Microsoft's new speech recognition system achieves human parity in audible words

Computers can do some amazing things lately, with things like parallel processing, machine intelligence, and more powerful hardware allowing extraordinary advancements on what seems like a daily basis. Microsoft is in the thick of things when it comes to the artificial intelligence, and machine learning is at the center of it all. On Tuesday, the company announced another significant breakthrough.

The most natural way for humans to interact with computers is by speaking with them, and Microsoft has created technology that can understand spoken language as well as humans, according to the Microsoft blog. Reaching human parity in speech recognition is a historic achievement and Microsoft achieved this milestone more quickly than it expected. “Even five years ago, I wouldn’t have thought we could have achieved this. I just wouldn’t have thought it would be possible,” said Harry Shum, executive vice president in charge of Microsoft’s Intelligence and Research Group.

Recommended Videos

According to a paper published on Monday, Microsoft’s research team has created a speec- recognition system that achieves a word error rate (WER) of only 5.9 percent, a reduction from the 6.3 percent reported just a month ago. Human beings who transcribe the same conversation used in the test also achieve around a 5.9 percent WER, meaning that for the first time, a computer performs just as well in the industry standard Switchboard task as do humans.

Speech-recognition research began in the early 1970s at the Defense Advanced Research Projects Agency (DARPA), and the computer industry took up the challenge and has been working ever since to accomplish the goal of a human-like ability to understand what is being said. Now that this milestone has been reached, we can expect digital assistants and other tools to dramatically improve their ability to interact with us in more natural fashion. “This will make Cortana more powerful, making a truly intelligent assistant possible,” Shum said.

Microsoft’s new speech-recognition system does not achieve perfection in recognizing spoken conversation, but then again, neither do we. To overcome the usual mistakes in recognizing language, the system uses neural network technology to leverage neural language models that can make the same inferences that humans make when correcting for misheard words.

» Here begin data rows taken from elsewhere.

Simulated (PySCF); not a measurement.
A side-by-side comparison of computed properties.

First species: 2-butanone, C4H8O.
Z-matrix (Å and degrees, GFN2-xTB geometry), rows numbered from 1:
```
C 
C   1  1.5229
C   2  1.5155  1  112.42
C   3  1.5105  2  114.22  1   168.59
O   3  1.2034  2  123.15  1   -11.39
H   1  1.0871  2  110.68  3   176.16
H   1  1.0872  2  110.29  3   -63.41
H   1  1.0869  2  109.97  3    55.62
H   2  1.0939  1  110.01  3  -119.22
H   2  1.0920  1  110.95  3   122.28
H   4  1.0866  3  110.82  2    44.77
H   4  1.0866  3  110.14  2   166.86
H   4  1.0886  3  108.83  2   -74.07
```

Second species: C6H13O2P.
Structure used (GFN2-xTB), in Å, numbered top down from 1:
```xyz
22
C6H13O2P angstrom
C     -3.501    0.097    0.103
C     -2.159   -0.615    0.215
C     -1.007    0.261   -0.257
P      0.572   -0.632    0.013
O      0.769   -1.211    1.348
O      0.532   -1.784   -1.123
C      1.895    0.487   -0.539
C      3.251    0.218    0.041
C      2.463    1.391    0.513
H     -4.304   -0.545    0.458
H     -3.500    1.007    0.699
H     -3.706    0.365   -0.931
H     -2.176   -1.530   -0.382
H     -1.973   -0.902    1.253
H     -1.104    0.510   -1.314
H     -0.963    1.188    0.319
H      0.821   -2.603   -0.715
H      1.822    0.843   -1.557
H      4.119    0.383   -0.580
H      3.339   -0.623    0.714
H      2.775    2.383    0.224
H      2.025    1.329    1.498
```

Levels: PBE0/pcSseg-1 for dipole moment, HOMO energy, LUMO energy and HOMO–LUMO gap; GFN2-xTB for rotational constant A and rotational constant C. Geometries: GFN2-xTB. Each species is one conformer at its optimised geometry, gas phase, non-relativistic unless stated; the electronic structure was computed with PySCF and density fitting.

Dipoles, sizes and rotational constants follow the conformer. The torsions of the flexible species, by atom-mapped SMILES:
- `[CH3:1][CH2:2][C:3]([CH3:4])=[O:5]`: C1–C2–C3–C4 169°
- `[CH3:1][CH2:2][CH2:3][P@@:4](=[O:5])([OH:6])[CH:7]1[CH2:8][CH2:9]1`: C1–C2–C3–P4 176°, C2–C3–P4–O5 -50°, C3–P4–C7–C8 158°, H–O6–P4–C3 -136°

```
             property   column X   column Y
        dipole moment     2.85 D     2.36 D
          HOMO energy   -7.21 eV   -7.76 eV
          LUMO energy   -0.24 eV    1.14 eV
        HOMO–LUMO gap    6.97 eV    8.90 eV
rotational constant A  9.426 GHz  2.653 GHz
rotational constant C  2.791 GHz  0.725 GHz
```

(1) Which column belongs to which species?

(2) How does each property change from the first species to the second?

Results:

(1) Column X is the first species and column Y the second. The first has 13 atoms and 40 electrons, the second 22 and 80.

The team used a few existing tools to achieve the speech-recognition milestone. For example, the Computational Network Toolkit, an open source Microsoft system for applying deep learning to computing tasks, was utilized, allowing the specialized graphics processing units (GPUs) running in parallel to enable faster processing of deep-learning algorithms. Technologies used for other tasks, such as image processing, were also leveraged.

The researchers are not resting on their laurels, however. Work remains to make the speech-recognition technology work in more real-world settings where background noise and context can make recognizing conversational speaking a much more difficult task. As Geoffrey Zweig, manager of Microsoft’s Speech & Dialog research group, put it, “The next frontier is to move from recognition to understanding.”